I have a situation with our "Floor Supervisor" in that she shoves my chair while I am on the phone selling our company services. On or about 1/15/2013 I text the Senior Supervisor asking for a meeting. Approximately 3 days latter the Senior Super called me in the conference room and I told her I can't work with the floor supervisor because she shoves me, tells me I need psych meds, and that I'm slow. Today she YELLED at me because I was trying to help her pronounce a word. She doesn't read well. I told the Senior Supervisor what is going on and she told the Floor Supervisor that I complained and what I said. Now the floor supervisor is treating me worse than before I met with the Senior Super. One of the employee's heard her yell at me today. I was very embarrassed. I almost walked out.
Real Estate Attorney
No law prohibits rudeness or embarrassment in the work place. The laws against harassment and creating a hostile work environment only apply if the harassment is on the grounds of some protected class, including sex, race, sexual orientation, disability, and national origin.
2 lawyers agree
Administrative Law Lawyer
Nothing you have described here will serve as a sound factual basis for a legal action against your employer or your supervisor. However, you are most likely an at will employee and if so, you are vulnerable to termination based on the on-going clashes with your supervisor.

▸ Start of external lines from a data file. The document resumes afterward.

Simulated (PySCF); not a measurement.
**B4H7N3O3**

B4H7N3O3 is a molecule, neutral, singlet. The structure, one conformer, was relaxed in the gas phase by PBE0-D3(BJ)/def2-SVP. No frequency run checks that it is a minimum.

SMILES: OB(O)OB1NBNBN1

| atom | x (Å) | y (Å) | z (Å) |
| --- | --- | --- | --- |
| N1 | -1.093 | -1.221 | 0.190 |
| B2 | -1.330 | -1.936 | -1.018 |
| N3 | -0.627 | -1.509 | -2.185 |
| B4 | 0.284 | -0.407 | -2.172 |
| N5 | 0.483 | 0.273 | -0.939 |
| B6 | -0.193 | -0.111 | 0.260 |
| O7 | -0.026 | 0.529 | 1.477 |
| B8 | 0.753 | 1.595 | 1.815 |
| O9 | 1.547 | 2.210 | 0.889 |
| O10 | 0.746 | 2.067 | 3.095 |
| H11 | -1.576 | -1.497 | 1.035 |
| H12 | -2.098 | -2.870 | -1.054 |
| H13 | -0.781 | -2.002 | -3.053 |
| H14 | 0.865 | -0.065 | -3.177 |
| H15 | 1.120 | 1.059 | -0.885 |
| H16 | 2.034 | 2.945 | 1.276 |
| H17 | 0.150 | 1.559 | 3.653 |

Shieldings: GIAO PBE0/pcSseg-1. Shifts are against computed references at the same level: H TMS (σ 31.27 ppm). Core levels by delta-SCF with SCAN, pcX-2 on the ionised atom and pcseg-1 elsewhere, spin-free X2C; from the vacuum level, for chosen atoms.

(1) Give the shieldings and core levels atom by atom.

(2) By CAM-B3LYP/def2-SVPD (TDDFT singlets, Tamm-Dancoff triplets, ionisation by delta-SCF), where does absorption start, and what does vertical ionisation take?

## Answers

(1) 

My responses to questions on Avvo are never intended as legal advice and must not be relied upon as legal advice. I give legal advice only in the course of an attorney-client relationship. Exchange of information through Avvo's Questions forum does not establish an attorney-client relationship with me. That relationship is established only by individual consultation and execution of a written agreement for legal services.
1 found this helpful
5 lawyers agree
Employment / Labor Attorney
You would need to demonstrate that her behavior against you is related to a protected characteristic like your race, gender, or religion. The only other issue I see is her shoving your chair. An employer has an obligation to provide a violence free workplace. Shoving a chair might not be violent per se but it's inappropriate and your employer should not permit it. If you feel physically threatened by your supervisor because of the chair shoving then that may create an employment law issue.